All truth in man is coeval with man, and only outwardly manifests itself at certain due and divinely appointed seasons. Were it not already within it could not become manifest without.
Although the truth is always within us as the germ of the foliage is within the tree, and will like that foliage become manifest at certain divinely appointed seasons, yet, as it is for us to tend and nourish the tree that the foliage may be more flourishing and abundant, so it is for us to foster and develop the truth that is in us, that it may yield us richer results.
The season for manifesting the truth that is in us may have already arrived, but if we do not cooperate with divine intention, and work in favor of this manifestation, our foliage, though it may appear, will be sparse and sickly.
It does not matter if this foliage reappears with certain changes of form and color. Truth may be all the more acceptable for its varying manifestations, and may thereby attract more attention from those who have become almost unconscious of its existence. .
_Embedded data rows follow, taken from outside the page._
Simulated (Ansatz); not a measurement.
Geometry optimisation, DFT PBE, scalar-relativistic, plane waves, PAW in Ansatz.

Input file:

If we give an old truth a new dress, we do so, only as a courteous plucking of the robes of the passer-by. We would not mislead, but would only awaken the mind to a consciousness of ever-present truth, which from its very familiarity has ceased to make any impression.
Let us go back in imagination to the days of Saxon-English. A mother cries out to her children to come to the window and see an omnibus. An omnibus!
they echo, trying for the first time to mouth the new Latin word, and leaving their play to see what manner of thing it is. What big wheels it has!
they cry. How strong it is!
How many people it holds!
But suddenly recognizing the familiar object, they say, perhaps with a shade of contempt, Why it is only a carryall!
But then, I never noticed that it had such great springs, and such handsome red wheels, and such a nice top for trunks and boxes." So they continue to note its peculiarities and descant upon them, and all because it has received a new name.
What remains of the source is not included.